First, I'd like to say that I'm new to C / C++, I'm originally a PHP developer so I am bred to abuse variables any way I like 'em.
C is a strict country, compilers don't like me here very much, I am used to breaking the rules to get things done.
Anyway, this is my simple piece of code:
char IP[15] = "192.168.2.1";
char separator[2] = "||";
puts( separator );
Output:
||192.168.2.1
But if I change the definition of separator
to:
char separator[3] = "||";
I get the desired output:
||
So why did I need to give the man extra space, so he doesn't sleep with the man before him?
Strings in C are NUL-terminated. This means that a string of two characters requires three bytes (two for the characters and the third for the zero byte that denotes the end of the string).

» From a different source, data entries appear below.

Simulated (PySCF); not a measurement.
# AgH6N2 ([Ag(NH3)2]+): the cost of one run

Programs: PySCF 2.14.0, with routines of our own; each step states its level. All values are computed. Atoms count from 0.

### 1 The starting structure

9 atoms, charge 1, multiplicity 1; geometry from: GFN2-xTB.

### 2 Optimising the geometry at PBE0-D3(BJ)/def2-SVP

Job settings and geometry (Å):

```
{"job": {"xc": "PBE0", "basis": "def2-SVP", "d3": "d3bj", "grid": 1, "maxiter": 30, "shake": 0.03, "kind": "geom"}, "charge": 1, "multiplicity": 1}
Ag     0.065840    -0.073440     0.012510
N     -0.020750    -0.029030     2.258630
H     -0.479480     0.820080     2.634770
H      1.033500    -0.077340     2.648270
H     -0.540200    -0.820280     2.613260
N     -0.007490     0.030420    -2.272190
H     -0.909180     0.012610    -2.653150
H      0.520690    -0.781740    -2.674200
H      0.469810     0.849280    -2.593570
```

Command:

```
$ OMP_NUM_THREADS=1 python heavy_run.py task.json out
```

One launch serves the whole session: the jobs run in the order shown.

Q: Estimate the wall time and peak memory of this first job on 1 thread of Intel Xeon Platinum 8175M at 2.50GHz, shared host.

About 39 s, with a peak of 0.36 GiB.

In your example it is possible to omit the size of the array and the compiler will allocate the correct amount of storage:
char IP[] = "192.168.2.1";
char separator[] = "||";
Lastly, if you are coding in C++ rather than C, you're better off using std::string
.
That's because you get a not null-terminated string when separator
length is forced to 2.
Always remember to allocate an extra character for the null terminator. For a string of length N
you need N+1
characters.
Once you violate this requirement any code that expects null-terminated strings (puts()
function included) will run into undefined behavior.
Your best bet is to not force any specific length:
char separator[] = "||";
will allocate an array of exactly the right size.
If you're using C++ anyway, I'd recommend using the std::string class instead of C strings - much easier and less error-prone IMHO, especially for people with a scripting language background.